Straight bevel gears are the simplest type of bevel gears that transfer power between intersecting axes [1]. They are widely used in low-speed applications or static loading conditions. Differential gears are one such application where the speed is very low and the load type is mainly static. There are still several traditional applications of straight bevel gears in aerospace, marine, agriculture, and constructions [2–5] as well. They have wide range of shaft angles especially in marine applications; however, right angle is the most common one.

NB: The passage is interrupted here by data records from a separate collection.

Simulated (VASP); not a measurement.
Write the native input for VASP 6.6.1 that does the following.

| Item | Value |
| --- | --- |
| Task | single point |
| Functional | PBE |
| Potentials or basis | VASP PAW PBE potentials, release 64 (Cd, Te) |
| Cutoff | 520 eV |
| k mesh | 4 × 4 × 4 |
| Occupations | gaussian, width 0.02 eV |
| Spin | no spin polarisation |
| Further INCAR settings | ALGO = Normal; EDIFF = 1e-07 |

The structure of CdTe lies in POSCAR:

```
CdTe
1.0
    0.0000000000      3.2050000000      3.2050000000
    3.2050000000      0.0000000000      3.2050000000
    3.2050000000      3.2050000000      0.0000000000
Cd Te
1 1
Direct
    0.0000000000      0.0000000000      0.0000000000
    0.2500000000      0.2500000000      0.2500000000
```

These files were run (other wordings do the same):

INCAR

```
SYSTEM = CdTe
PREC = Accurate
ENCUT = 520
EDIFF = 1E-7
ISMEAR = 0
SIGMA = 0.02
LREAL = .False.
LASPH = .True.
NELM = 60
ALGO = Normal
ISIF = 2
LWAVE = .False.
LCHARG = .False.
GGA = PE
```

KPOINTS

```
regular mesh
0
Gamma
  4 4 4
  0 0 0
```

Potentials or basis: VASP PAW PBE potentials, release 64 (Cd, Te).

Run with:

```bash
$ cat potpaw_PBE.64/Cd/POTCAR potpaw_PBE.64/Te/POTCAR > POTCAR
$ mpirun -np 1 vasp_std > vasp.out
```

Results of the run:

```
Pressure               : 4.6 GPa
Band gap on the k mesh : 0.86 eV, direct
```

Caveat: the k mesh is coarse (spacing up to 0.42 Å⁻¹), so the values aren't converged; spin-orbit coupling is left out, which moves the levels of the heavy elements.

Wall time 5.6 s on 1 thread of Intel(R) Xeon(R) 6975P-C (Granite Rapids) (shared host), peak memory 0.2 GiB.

Gleason utilized a planer with indexing head [6] to introduce an efficient straight bevel gear manufacturing method of its time. Development of more efficient manufacturing methods for straight bevel gears was followed by introduction of Revacycle [5] and Coniflex [7] cutting methods. In the last two decades, forging has emerged as one more efficient and economical way of straight bevel gear manufacturing [8]. Due to forging limitations in tonnage and accuracy, this trend aims more at smaller size bevel gears with low-speed applications, such as automobile differentials, which are usually finish forged or near-net forged, utilizing forging for such applications will save some material and machining cost and also improve strength due to improved grain flow [5] in the material. Using forging as manufacturing method will also give the possibility of having web feature between the teeth [9].

Due to ease of manufacture and insensitivity to change of center distance, involute curves are dominant in cylindrical gears. By the same analogy, spherical involute would bring same benefits for straight bevel gears. However, in many of today's applications, forging manufacturers of bevel gears imitate cut surfaces of Coniflex or Revacycle which is mainly a legacy of the time, when forging manufacturers were trying to duplicate cut gears to prove these gears can also be near-net forged. Other than some fundamental definitions [10], most of the basic formulae of today's cut straight bevel gear geometry were established by Wildhaber [11–14]. Al-Daccak et al. [15] proposed a method for spherical involute geometry calculation; Figliolini and Angeles [16] also introduced a calculation approach for both spherical involute and octoidal bevel gears. The purpose of both the studies was to calculate surface coordinates and tooth modeling while Kolivand [17] added required formulae to compute normal to the surface. The normal vectors to the surfaces are needed to construct ease-off, conduct TCA, and measure the tooth topography using CMMs; all aim at proving quality and performance of designs, prototypes, and production parts.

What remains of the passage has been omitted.